You are viewing a plain text version of this content. The canonical link for it is here.

Posted to dev@flink.apache.org by David Morávek <dm...@apache.org> on 2021/12/06 11:27:53 UTC

[DISCUSS] Strong read-after-write consistency of Flink FileSystems

Hi Everyone,

as outlined in FLIP-194 discussion [1], for the future directions of Flink
HA services, I'd like to verify my thoughts around guarantees of the
distributed filesystems used with Flink.

Currently some of the services (*JobGraphStore*, *CompletedCheckpointStore*)
are implemented using a combination of strongly consistent Metadata storage
(ZooKeeper, K8s CM) and the actual FileSystem. Reasoning behind this dates
back to days, when S3 was an eventually consistent FileSystem and we needed
a strongly consistent view of the data.

I did some research, and my feeling is that all the major FileSystems that
Flink supports already provide strong read-after-write consistency, which
would be sufficient to decrease a complexity of the current HA
implementations.

FileSystems that I've checked and that seem to support strong
read-after-write consistency:
- S3
- GCS
- Azure Blob Storage
- Aliyun OSS
- HDFS
- Minio

Are you aware of other FileSystems that are used with Flink? Do they
support the consistency that is required for starting a new initiatives
towards simpler / less error-prone HA services? Are you aware of any
problems with the above mentioned FileSystems that I might have missed?

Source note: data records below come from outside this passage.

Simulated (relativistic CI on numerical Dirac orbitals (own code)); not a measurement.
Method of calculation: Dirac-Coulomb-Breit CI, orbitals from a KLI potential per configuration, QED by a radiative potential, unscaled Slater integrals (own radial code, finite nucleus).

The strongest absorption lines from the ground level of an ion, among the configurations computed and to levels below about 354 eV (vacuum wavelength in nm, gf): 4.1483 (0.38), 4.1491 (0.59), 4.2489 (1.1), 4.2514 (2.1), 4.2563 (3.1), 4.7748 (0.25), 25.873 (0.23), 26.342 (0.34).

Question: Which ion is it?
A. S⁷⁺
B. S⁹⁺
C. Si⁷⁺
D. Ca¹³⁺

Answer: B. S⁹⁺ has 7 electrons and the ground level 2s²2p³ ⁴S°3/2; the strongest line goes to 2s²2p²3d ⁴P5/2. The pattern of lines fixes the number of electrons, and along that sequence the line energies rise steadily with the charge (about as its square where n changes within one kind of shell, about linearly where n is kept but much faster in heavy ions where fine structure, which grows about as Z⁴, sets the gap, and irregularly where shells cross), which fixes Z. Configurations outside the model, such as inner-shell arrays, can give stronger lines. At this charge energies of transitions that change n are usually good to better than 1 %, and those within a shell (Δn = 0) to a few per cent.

I'm also bringing this up to user@f.a.o, to make sure we don't miss any
FileSystems.

[1] https://lists.apache.org/thread/wlzv02jqtq221kb8dnm82v4xj8tomd94

Best,
D.

Re: [DISCUSS] Strong read-after-write consistency of Flink FileSystems

Posted by David Morávek <dm...@apache.org>.

Any other thoughts on the topic? If there are no concerns, I'd continue
with creating a FLIP for changing the "written" contract of the Flink
FileSystems to reflect this.

Best,
D.


On Wed, Dec 8, 2021 at 5:53 PM David Morávek <dm...@apache.org> wrote:

> Hi Martijn,
>
> I simply wasn't aware of that one :) It seems to be provided the
> guarantees that we need [1].
>
>> Of course, Azure Storage is built on a platform grounded in strong
>> consistency guaranteeing that writes are made durable before acknowledging
>> success to the client. This is critically important for big data workloads
>> where the output from one task is often the input to the next job. This
>> greatly simplifies development of big data applications since they do not
>> have to work around issues that surface with weaker consistency models such
>> as eventual consistency.
>>
>
> I'm not able to find the guarantees for MapR FS, but since it has been
> designed as an HDFS replacement back in the days, I'd except it provides
> the same guarantees as MapReduce heavily relies on this. I've seen that
> you've already started a deprecation thread.
>
> [1]
> https://azure.microsoft.com/en-us/blog/a-closer-look-at-azure-data-lake-storage-gen2/
>
> D.
>
> On Wed, Dec 8, 2021 at 4:34 PM Martijn Visser <ma...@ververica.com>
> wrote:
>
>> Hi David,
>>
>> Just to be sure, since you've already included Azure Blob Storage, but
>> did you deliberately skip Azure Data Lake Store Gen2? That's currently
>> supported and also used by Flink users [1]. There's also MapR FS, but I
>> doubt if that is still used.
>>
>> Best regards,
>>
>> [1]
>> https://nightlies.apache.org/flink/flink-docs-master/docs/deployment/filesystems/overview/
>>
>> On Mon, 6 Dec 2021 at 12:28, David Morávek <dm...@apache.org> wrote:
>>
>>> Hi Everyone,
>>>
>>> as outlined in FLIP-194 discussion [1], for the future directions of
>>> Flink HA services, I'd like to verify my thoughts around guarantees of the
>>> distributed filesystems used with Flink.
>>>
>>> Currently some of the services (*JobGraphStore*,
>>> *CompletedCheckpointStore*) are implemented using a combination of
>>> strongly consistent Metadata storage (ZooKeeper, K8s CM) and the actual
>>> FileSystem. Reasoning behind this dates back to days, when S3 was an
>>> eventually consistent FileSystem and we needed a strongly consistent view
>>> of the data.
>>>
>>> I did some research, and my feeling is that all the major FileSystems
>>> that Flink supports already provide strong read-after-write consistency,
>>> which would be sufficient to decrease a complexity of the current HA
>>> implementations.
>>>
>>> FileSystems that I've checked and that seem to support strong
>>> read-after-write consistency:
>>> - S3
>>> - GCS
>>> - Azure Blob Storage
>>> - Aliyun OSS
>>> - HDFS
>>> - Minio
>>>
>>> Are you aware of other FileSystems that are used with Flink? Do they
>>> support the consistency that is required for starting a new initiatives
>>> towards simpler / less error-prone HA services? Are you aware of any
>>> problems with the above mentioned FileSystems that I might have missed?
>>>
>>> I'm also bringing this up to user@f.a.o, to make sure we don't miss any
>>> FileSystems.
>>>
>>> [1] https://lists.apache.org/thread/wlzv02jqtq221kb8dnm82v4xj8tomd94
>>>
>>> Best,
>>> D.
>>>
>>

Re: [DISCUSS] Strong read-after-write consistency of Flink FileSystems

Posted by David Morávek <dm...@apache.org>.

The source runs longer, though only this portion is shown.